Software Management Services health checks

SMS test execution

This test requires that the Cray CLI is configured on nodes where the test is executed. See Cray command line interface.

This test can be run on any Kubernetes NCN (any master or worker NCN, but not the PIT node). When run on a Kubernetes master NCN, the TFTP file transfer subtest is omitted. However, that TFTP subtest is run on a worker NCN as part of the Goss NCN health checks.

(ncn-mw#) The following command runs the entire SMS test suite (with the possible exception of the TFTP file transfer subtest, as noted in the previous paragraph).

/usr/local/bin/cmsdev test -q all
  • The cmsdev tool logs to /opt/cray/tests/install/logs/cmsdev/cmsdev.log
    • This was a change in CSM 1.4. In CSM releases prior to 1.4, the log file location was /opt/cray/tests/cmsdev.log
  • The -q (quiet) and -v (verbose) flags can be used to decrease or increase the amount of information sent to the screen.
    • The same amount of data is written to the log file in either case.
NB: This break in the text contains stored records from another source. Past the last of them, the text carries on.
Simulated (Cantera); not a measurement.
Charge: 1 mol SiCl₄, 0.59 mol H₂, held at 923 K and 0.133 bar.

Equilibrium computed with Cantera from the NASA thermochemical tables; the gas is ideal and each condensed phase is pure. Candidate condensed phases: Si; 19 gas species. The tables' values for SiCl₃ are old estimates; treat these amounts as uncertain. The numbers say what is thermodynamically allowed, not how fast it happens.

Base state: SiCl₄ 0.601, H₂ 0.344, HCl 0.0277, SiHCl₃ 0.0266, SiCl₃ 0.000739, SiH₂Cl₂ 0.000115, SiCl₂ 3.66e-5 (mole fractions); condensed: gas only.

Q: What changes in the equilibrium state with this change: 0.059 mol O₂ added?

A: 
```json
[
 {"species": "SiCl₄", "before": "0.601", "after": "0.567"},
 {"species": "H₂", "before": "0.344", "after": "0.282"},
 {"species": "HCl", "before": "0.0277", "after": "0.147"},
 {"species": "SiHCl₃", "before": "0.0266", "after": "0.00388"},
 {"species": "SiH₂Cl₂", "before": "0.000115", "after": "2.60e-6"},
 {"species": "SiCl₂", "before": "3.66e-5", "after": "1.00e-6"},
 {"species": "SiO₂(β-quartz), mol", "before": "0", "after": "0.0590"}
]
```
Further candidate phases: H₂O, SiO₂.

Interpreting cmsdev results

  • If all checks are passed, the following will be true:
    • The return code will be zero.
    • The final line of output will begin with SUCCESS.
      • For example: SUCCESS: All 6 service tests passed: bos, cfs, conman, ims, tftp, vcs
  • If one or more checks are failed, the following will be true:
    • The return code will be non-zero.
    • The final line of output will begin with FAILURE and lists the failed checks.
      • For example: FAILURE: 2 service tests FAILED (conman, ims), 4 passed (bos, cfs, tftp, vcs)
    • After remediating a test failure for a particular service, just that single service test can be rerun by replacing all in the cmsdev command line with the name of the service. For example: /usr/local/bin/cmsdev test -q cfs

Additional test execution details can be found in /opt/cray/tests/install/logs/cmsdev/cmsdev.log.

Version

(ncn-mw#) The following command displays the version of the cmsdev test tool.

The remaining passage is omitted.